Kamala Harris Cuts Back Presence In New Hampshire As Money Becomes Tight
Kamala Harris's Presidential race continues to his bumpy roads.
Kamala Harris’s once-promising campaign for the 2020 Democratic nomination continues to run up against bad news that suggests that she may not last nearly as long as she or her supporters would like. Earlier this week, we learned that the campaign was cutting staff and salaries, now The Washington Post is reporting that Harris is closing campaign offices in New Hampshire, the first-in-the-nation primary state:
The presidential campaign of Sen. Kamala D. Harris laid off more than a dozen field organizers and shuttered three of its four offices in New Hampshire, campaign officials said Friday, amid a dramatic reorganization forced by slow fundraising and declining public support.
In another highly symbolic move, the senator from California will skip the ceremonial in-person filing of paperwork for ballot access in New Hampshire, a traditional milestone that gets heavy media coverage for presidential candidates.

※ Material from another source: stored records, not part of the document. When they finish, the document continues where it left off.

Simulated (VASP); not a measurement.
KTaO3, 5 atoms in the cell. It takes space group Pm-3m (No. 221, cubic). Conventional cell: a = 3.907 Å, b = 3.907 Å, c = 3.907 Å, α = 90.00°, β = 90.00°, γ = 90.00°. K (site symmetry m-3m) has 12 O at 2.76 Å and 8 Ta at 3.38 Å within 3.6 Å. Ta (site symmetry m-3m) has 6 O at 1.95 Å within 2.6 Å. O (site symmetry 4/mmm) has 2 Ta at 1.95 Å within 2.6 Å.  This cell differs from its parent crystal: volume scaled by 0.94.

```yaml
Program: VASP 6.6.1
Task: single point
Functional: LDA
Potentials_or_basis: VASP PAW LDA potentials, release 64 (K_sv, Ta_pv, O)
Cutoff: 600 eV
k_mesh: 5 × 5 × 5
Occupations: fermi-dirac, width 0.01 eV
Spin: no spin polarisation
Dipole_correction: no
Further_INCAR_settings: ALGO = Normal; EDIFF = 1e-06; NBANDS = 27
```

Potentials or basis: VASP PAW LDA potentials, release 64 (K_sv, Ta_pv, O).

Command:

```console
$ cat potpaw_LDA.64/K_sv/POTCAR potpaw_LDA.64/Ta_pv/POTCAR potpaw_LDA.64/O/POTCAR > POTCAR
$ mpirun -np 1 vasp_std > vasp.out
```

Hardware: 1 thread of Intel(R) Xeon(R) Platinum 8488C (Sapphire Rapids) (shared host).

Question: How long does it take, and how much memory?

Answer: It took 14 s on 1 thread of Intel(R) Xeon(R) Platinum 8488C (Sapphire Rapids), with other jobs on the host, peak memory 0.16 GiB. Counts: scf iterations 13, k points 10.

She will still arrange for her name to be placed on the ballot, her advisers said.
“Sen. Harris and this team set out with one goal — to win the nomination and defeat Donald Trump in 2020,” campaign spokesman Nate Evans said Friday. “To do so, the campaign has made a strategic decision to realign resources to go all-in on Iowa, resulting in office closures and staff realignments and reductions in New Hampshire.”
The campaign will continue to have a presence in the first primary state, with an office open in Manchester, campaign officials said.
The announcement marks yet another setback for Harris, who launched her campaign with significant early fundraising success and a rally in Oakland, Calif., that drew more than 20,000 people. As recently as July, after the second set of presidential debates, Harris described herself as someone who was “perceived to be the front-runner.”
Harris campaign manager Juan Rodriguez announced the “organizational realignment” Wednesday, citing “an incredibly competitive resource environment.” In a memo to supporters, he wrote that staffers would be moved from headquarters in Baltimore, New Hampshire, Nevada and California to support the Iowa operation.
The campaign still plans a media campaign in Iowa that would cost more than $10 million, Rodriguez wrote. The campaign also plans to keep its South Carolina operation in “full force” in the hopes that Harris can make inroads among black voters who have so far given most of their support to former vice president Joe Biden.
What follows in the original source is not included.